University of Vermont

The College of Arts and Sciences

Humanities Center

Kris Peterson-Ishaq wins Center's Lifetime Achievement Award

Kristin Peterson-Ishaq

Kristin Peterson-Ishaq, the Center's Coodinator for more than 30 years, was selected as this year's Lifetime Achievement Award winner at the Center's annual meeting May 10 (Photos here).

Vermont Studies minor Jack Braunstein won the Andrew E. Nuquist award for his thesis titled “Political Ecologies of Maple Sugaring in Northern Vermont” with his faculty sponsor: Ingrid Nelson, And Anthony DiMario won the George B Bryan award for a for a paper titled: “Indie Capitalism and Craft Beer Drinkers in Vermont” with faculty sponsor Dale Jaffe.

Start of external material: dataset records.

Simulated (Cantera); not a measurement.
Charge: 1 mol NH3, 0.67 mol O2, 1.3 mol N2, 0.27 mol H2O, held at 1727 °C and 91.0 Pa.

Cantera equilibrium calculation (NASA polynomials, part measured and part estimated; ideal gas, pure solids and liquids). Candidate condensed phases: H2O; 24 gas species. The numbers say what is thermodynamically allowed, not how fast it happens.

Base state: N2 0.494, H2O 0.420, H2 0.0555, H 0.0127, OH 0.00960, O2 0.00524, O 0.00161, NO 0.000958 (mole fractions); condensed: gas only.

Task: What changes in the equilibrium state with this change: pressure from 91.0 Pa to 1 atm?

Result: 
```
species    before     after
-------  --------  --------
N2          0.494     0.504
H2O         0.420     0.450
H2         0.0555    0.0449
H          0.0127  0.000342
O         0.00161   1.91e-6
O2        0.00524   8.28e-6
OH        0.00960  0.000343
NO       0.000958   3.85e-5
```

Kristin Peterson-Ishaq worked for more than three decades as the Coordinator of the Center for Research on Vermont. Kris acceptance comments are here. As Coordinator, she supplied the administrative support that helped establish and manage the Vermont Studies minor, the Research-in-Progress Seminar series, conferences, and the Annual Meeting and awards program. She served as the Managing Editor of the Center’s publications, including several monographs and the Occasional Papers series. A graduate of Georgetown University (magna cum laude, Phi Beta Kappa) with a B.S. in Arabic Language and the American University in Cairo with a master’s degree in Arabic Language and Literature, Peterson-Ishaq has published her English translation of Egyptian writer Yusuf Idris’s al-Haram (The Sinners). With colleagues J. Kevin Graffagnino, H. Nicholas Muller III, and David A. Donath, she co-edited The Vermont Difference: Perspectives from the Green Mountain State. She is currently working with co-editors H. Nicholas Muller III, Richard Watts, and J. Kevin Graffagnino on the forthcoming Center for Research on Vermont publication Green Mountain Scholar: Samuel B. Hand, Dean of Vermont Historians. Kristin lives in Essex Junction with her husband Moussa.

The Center's annual meeting also included a research talk by sociologist Kathy Fox titled: Prisoner Integration: Involving the Community -- A Vermont Story.

With more than 2 million people in prison, the US has the highest incarceration rate in the industrialized world. How can we integrate those prisoners back into the community in ways that can reduce the likelihood of committing new crimes?

Sociologist Kathy Fox discussed research on Vermont’s Circles of Support & Accountability (CoSA) program which is a community-based program to assist returning citizens integrate into communities after a prison term. The program has been able to successfully reduce re-offender rates and is considered a national model. Dr. Fox won the 2016 Frank Bryan Award summer research award to conduct this research.